Max Porter, an editor and former bookseller, has won the £30,000 International Dylan Thomas prize for his “extraordinary feat of imaginative prose”, Grief Is the Thing With Feathers.
Described by the award administrators as “part novella, part polyphonic fable, part essay on grief”, the debut tells of how the death of a mother affects her two young sons and their father, a Ted Hughes scholar. As they face the blackest moment of their grief, they are visited by Hughes’s creation Crow, who helps them heal.

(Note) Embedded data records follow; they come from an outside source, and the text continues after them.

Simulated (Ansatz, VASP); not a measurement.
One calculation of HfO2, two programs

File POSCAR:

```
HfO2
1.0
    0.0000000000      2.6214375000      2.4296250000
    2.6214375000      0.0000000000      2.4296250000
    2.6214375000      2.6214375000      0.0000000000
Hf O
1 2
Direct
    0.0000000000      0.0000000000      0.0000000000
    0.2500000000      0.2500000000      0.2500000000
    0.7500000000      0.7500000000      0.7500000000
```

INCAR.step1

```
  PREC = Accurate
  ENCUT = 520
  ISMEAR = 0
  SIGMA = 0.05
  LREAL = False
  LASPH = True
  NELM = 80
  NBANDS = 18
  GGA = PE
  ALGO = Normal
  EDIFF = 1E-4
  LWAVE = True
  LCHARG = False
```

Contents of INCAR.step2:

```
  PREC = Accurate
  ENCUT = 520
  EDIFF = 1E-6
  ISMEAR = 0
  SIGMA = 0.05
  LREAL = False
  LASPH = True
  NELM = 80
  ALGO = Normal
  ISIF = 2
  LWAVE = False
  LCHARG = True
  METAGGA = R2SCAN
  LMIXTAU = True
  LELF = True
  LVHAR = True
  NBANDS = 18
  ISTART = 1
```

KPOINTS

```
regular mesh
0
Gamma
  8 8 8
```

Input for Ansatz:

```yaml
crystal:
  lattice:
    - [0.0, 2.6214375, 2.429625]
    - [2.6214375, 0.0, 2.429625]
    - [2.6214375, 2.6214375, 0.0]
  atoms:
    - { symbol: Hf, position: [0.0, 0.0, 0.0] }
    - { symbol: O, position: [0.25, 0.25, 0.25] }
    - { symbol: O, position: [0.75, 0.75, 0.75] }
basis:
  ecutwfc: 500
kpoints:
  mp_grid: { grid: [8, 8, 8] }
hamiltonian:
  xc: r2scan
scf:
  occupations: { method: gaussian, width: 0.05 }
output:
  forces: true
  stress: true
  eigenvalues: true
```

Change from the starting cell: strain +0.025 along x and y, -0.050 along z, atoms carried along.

Shortlisted for the Guardian first book award last year, the book was named winner of the Dylan Thomas prize on Saturday afternoon at Swansea University, on International Dylan Day. The prize is for the best work of English-language literary fiction – poetry, drama or prose – by a writer of 39 or under, marking Thomas’s own death shortly after his 39th birthday.
Two poetry collections were shortlisted for this year’s prize – Andrew McMillan’s Guardian first book award-winning Physical and Frances Leviston’s Disinformation. They were joined by Claire-Louise Bennett’s short-story collection Pond, and two novels: Sunjeev Sahota’s Booker-shortlisted The Year of the Runaways, and Tania James’s The Tusk That Did the Damage.
Chair of judges Professor Dai Smith, from Swansea University, said that he and his fellow judges had agreed that Porter’s contender Grief Is the Thing with Feathers “did something unique, something none of us had ever read before … It fits in so much with the echo of Dylan Thomas, who moved so effortlessly between prose, poetry, gothic surrealism and black comedy. And there it was, bounding out of this little volume,” said Smith. “I picked it up without great expectations – what is it? a prose poem? a novella? But it’s a hybrid, as Max himself has said, and that means it is like nothing else.”
The book, said Smith, “takes the common place of grief, the pall of death, the loss of loved ones, the things that we will all experience and transforms the ordinary through an extraordinary feat of imaginative prose, but prose that slips into poetry and out again”. Porter has said that what happens to the boys in the book was based on his own experience of his father dying when he was six.
Smith also praised the way that Porter, who won young bookseller of the year in 2009 before becoming an editor at Granta Books, uses the archetypal figure of Hughes’s Crow, calling it “both astonishing and beguiling”. The book is “funny [and] deeply moving”, said the professor, and Porter has “a dazzling career” ahead of him.
This is the 10th year of the award, which has been won in the past by Joshua Ferris, Maggie Shipstead and Nam Le. This year’s judging panel also included the authors Sarah Hall, Owen Sheers and Kamila Shamsie, poet Kurt Heinzelman and theatre director Phyllida Lloyd.